Commercial electricity customers who are subject to high demand charges may be able to reduce overall costs by using battery energy storage to manage demand, according to research by the U.S. Department of Energy’s National Renewable Energy Laboratory (NREL).
The analysis represents the first publicly available survey of commercial-sector demand charges across the United States. By determining locations where comparatively high demand charges are currently in place and the number of customers that may be paying them, researchers provide insight into commercial battery storage market potential across the United States.
The white paper, Identifying Potential Markets for Behind-the-Meter Battery Energy Storage: A Survey of U.S. Demand Charges, details an analysis of more than 10,000 utility tariffs in 48 states. The findings indicate that approximately 5 million commercial customers across the country may be able to achieve electricity cost savings by deploying battery storage to manage peak demand.
Many medium to large commercial customers are subject to utility demand charges, yet customers often do not understand how these charges are structured or calculated. Demand charges are a portion of an electricity bill based on a customer’s peak level of demand and are typically based on the highest average electricity usage occurring within a defined time interval–usually 15 minute intervals–during a billing period. In many cases, these demand charges can account for anywhere from 30% to 70% of a customer’s electricity bill.

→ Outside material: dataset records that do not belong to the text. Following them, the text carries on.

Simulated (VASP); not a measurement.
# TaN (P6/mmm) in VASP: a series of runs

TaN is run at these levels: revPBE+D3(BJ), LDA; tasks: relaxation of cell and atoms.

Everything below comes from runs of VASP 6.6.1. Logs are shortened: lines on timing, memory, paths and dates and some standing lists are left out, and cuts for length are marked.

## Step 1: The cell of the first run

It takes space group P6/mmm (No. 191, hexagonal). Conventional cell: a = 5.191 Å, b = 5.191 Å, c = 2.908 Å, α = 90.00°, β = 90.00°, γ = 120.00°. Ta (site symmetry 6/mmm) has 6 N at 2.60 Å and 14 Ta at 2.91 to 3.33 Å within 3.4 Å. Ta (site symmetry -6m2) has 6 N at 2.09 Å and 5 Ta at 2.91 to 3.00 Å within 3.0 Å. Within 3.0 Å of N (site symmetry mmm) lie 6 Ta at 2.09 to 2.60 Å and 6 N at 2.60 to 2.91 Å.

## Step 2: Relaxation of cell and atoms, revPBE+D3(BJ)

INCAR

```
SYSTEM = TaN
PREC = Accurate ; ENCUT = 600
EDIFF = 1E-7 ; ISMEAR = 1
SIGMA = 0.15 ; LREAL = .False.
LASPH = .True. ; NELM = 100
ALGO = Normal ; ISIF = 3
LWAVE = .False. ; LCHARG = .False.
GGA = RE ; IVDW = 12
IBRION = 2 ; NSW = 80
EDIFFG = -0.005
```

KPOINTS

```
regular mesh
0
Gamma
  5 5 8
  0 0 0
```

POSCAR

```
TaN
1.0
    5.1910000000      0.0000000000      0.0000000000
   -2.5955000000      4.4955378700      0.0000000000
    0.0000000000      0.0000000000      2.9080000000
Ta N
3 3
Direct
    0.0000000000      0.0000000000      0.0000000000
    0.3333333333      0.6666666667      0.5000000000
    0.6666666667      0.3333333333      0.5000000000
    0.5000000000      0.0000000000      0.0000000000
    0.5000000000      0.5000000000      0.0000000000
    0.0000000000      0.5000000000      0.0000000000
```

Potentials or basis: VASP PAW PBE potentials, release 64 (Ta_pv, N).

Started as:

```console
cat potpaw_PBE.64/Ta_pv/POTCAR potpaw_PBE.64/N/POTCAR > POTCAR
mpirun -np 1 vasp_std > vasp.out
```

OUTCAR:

“Declining costs for energy storage products have created opportunities for commercial customers to deploy batteries to manage peak demand and lower their electricity bills,” said Joyce McLaren, lead author of the study and a senior energy analyst at NREL. “However, prior to this analysis, no one had performed a comprehensive survey of demand charge levels across the country and how many customers might be subject to them. Our research seeks to fill that information gap.”
The analysis looked at the number of commercial customers potentially eligible for utility rate tariffs that include demand charges of $15 or more per kilowatt, an industry benchmark for economic storage opportunities using current technology and pricing. The findings, grouped by utility service territory and state, are presented in a series of maps and tables in the paper.
High-level insights include the fact that some the of the country’s highest demand charges–and therefore potentially viable market environments for utilizing energy storage to reduce peak demand–were found in states not typically known for having high electricity prices, such as Colorado, Nebraska, Arizona, and Georgia. The analysis also determined that economic opportunities for storage may exist beyond the first-mover states of California and New York, into portions of the Midwest, Mid-Atlantic, and Southeast.
Clean Energy Group, a collaborator on the project, will host a webinar on September 19, 2-3 p.m. EDT (noon-1 p.m. MDT). to discuss the findings of the report. Authors Joyce McLaren and Seth Mullendore will present the research and answer questions from the audience. For more information on this free webinar and to register, visit http://www.cleanegroup.org/webinar/NREL-demand-charges-storage-market.
This research is supported by the DOE SunShot Initiative, a national effort to drive down the cost of solar electricity and support solar adoption. SunShot aims to make solar energy a low cost electricity source for all Americans through research and development efforts in collaboration with public and private partners. For residential PV, the SunShot goal is to get to $0.09/kWh by 2020 and $0.05/kWh by 2030. Learn more at energy.gov/sunshot.
NREL is the U.S. Department of Energy’s primary national laboratory for renewable energy and energy efficiency research and development. NREL is operated for the Energy Department by The Alliance for Sustainable Energy, LLC.